Just like in the Matrix, duplicate content can be a really bad thing. For your website, this will hurt your search engine rankings if you have it on your website. Your website may have it accidently or your SEO guys have done it for some bizarre reason. Either way, it is something that should be avoided at all costs, but what if you can’t avoid it and if you have a large amount of duplicate content, how can you get rid of it? In this blog post, we look at the best ways of dealing with duplicate content without any help from Neo….
What is Duplicate Content?
Duplicate content refers to blocks of text that appears on more than one page. This is picked up by Google (and other search engines) and can be penalised as this has been used in Black Hat SEO to manipulate website rankings.
What Kind of Things Count as Duplicate Content?
There are numerous different ways to come across duplicate content and it can be throughout your websites. Some of the most common times you will notice duplicate content are;
- Discussion forums (when comments are quoted)
- When your forum creates multiple post threads, you can use a canonical tag (shown below) to redirect to the original post page. This will show search engines where the original content is.
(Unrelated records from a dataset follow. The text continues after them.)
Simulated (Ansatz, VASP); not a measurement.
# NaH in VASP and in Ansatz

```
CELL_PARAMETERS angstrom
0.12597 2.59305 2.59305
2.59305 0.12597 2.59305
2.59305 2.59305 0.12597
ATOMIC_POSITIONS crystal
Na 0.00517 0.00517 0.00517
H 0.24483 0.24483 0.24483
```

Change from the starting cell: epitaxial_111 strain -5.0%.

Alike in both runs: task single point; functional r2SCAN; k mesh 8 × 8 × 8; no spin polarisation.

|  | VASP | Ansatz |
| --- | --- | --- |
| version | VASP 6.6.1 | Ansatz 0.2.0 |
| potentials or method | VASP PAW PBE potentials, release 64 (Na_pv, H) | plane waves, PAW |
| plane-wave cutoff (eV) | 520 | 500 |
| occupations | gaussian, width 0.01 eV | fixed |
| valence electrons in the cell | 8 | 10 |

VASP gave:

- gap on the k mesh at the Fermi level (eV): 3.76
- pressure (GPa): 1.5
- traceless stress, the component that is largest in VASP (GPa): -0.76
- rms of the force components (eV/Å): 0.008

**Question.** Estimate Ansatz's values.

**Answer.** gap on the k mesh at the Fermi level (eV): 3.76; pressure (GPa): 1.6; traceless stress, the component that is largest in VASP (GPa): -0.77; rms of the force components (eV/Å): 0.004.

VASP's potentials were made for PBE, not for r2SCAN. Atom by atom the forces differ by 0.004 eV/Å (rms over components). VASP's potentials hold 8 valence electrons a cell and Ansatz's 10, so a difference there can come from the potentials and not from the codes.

- Shop items (descriptions of products)
- Avoiding duplicate content on an e-commerce website can be tricky. Be sure not to post multiple products and to have them all under specific categories, so there is an original page to go to.
- Print versions of website pages (PDF’s)
- Some websites have duplicate pages on print-friendly pages. Like the discussion forum section above, you can use a canonical redirect to showcase to search engines where the original content is from.
- When someone has scraped content
- This is a black hat technique that should be avoided as much as possible. If you must use recycled content, be sure to make the appropriate citations and a link to the original content.
- Copied and pasted content from another website
- Similar to the scraped content, be sure to use citations and a link to the original content.
- Spun content
- Spun content is where a computer program changes common wording such as then, how, when, to alternative words of the same meaning. This is also a black hat technique and should be avoided at all costs. Another reason to avoid this is because when you change a lot of words for alternative phrases, sometimes the content will not make much sense.
Some of these methods are a lot worse than others, however, the principle still stands. To ensure that we do not get any kind of penalty from search engines we can do the following to our websites.
Introduce Canonical Tags
Canonical tags are a small piece of code that tells search engines which page is the original source of the content. It looks a little something like this:
<link rel=”canonical” href=”https://www.bravr.com/” />
This is helpful for when you would like to update an old blog post for example. You can use this snippet of code on your old blog post, to link it to the newer page. This will indicate to search engines, where the newer, more informative piece of text is and the duplicate content is not intentional.
If you have multiple pages that are exactly the same, then perhaps one of the things you should consider is to delete these pages. Especially as they are holding your website back and not contributing any quality to your website.
Once you have removed these pages, be sure to place a 301 redirect to the remaining page. This is in case the page has been indexed and search engines won’t necessarily know where the remaining page is.